How to build a New England Stone Wall

How to Build A New England Stone Wall

Traditional New England Stone walls are a classic feature of our landscape. They represent a long history of agriculture in this country, and are still built today for a variety of practical and decorative reasons. Building a New England stone wall may be hard work, but it is fairly intuitive and doesn’t require highly specialized knowledge or skills. Anyone can do it who has some work ethic, persistence, and wants to try their hand at the long standing tradition of dry stone walling in New England.

If you’re ready to take on the task, read below for a step-by-step guide on building your Traditional New England Stone Wall.

Finding the Stone

One the most satisfying and affordable ways to find stone for a New England Stone Wall is to salvage stone from your own property. This is exactly how stone walls were built in the past, and many properties in New England still have old fallen down and buried stone walls and piles. Otherwise, stone can come up from excavations or construction projects, or can be gathered overtime from gardening or landscaping.

If you don’t have stone on your property, New England Fieldstone can be purchased from a local stoneyard or landscape supplier. The general rule is that the more the stone has been handled or sorted, the higher the cost will be.

Bulk New England Fieldstone – Mixed

The cheapest stone you may find is fieldstone that is a byproduct of excavations or loam screenings. Some landscape yards will have a pile of stone that is more or less waste to them, and they will sell it cheaply. This stone will be completely unsorted and may have sticks and roots and some other materials mixed in. If you’re on a budget, and don’t mind picking through the piles then this is a good option.

After that there will be material bins or piles of bulk fieldstone. Bulk fieldstone is loaded by a bucket machine into a dump truck, and is priced by the ton or yard. The bulk fieldstone comes mixed, or has been sorted into piles of different shapes/sizes. Some types of masons much prefer the sorted stone, but for traditional drystone walling the full mix of sizes and shapes is often the best.

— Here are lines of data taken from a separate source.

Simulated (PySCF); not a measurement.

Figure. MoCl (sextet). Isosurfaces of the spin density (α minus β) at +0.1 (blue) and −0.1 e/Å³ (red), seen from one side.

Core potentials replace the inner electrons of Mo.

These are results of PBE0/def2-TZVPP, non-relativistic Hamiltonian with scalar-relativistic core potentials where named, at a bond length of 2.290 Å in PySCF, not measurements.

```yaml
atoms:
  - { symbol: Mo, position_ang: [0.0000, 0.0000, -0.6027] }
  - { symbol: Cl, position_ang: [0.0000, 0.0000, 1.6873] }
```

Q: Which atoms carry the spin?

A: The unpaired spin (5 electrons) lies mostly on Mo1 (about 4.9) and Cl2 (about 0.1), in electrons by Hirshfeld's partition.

After the bulk supply you will find New England Fieldstone packed on to pallets. This stone has been further hand selected, and can be delivered on a forklift. This means the pallets can be put down exactly where you want , and placed in different spots down the length of the wall. This may be worth it to someone who doesn’t have a machine, and doesn’t want to move a dump truck load of stone by hand.

Weathered vs Unweather Stone

Weathered stone is another distinction you will find. Weathered stone has been out of the ground longer and has grayed in color, has a rougher more eroded surface, and may have lichen and moss. This differs from freshly excavated stone which can be smoother and more brown/tan in color.

Palletized New England Fieldstone – Medium Flats

How much stone do you need?

Figuring out how much stone to use is a simple formula. First calculate the volume of the wall by multiplying length x width x height (in feet). This will give you cubic feet which you then divide by 27 to arrive at cubic yards. If you are buying stone by the truckload then a cubic yard measurement may be the most useful, or if by the ton there is approximately 1.5 tons of fieldstone in each cubic yard. When dealing with truck loads of stone these are rough measurements and estimations, and it is rare you will be able to fit every single stone into the wall. So expect that you may come up short or have excess stone at the end.

What tools do you need?

To build a Traditional New England Stone Wall you will need some basic tools which you may already have, or can find at most any hardware store. These tools are:

  • wheelbarrow or 2-wheel dolly (moving material)
  • shovel, pick-ax, steel rake (base prep)
  • tamper (compacting the base)
  • 6′ prybar (moving and adjusting base stones)
  • sledge hammer (breaking large rocks)
  • mini sledge hammer or rock hammer (trimming smaller stones)
  • gloves (saving your fingers)

Preparing the Wall:

Once you have sourced your stone and gathered your tools, the next step is to plan your wall and prepare the area. To prepare the area for your New England Stone Wall it is best to excavate the footprint to remove any organic topsoil. In many areas that aren’t forested, the top soil is not very thick and 8″-10″ of excavation will do. Topsoil does not compact well, holds water and gets muddy so doesn’t provide a sturdy base. The goal is to remove the topsoil until you find the sandier/stonier non-organic subsoils which do compact and drain well.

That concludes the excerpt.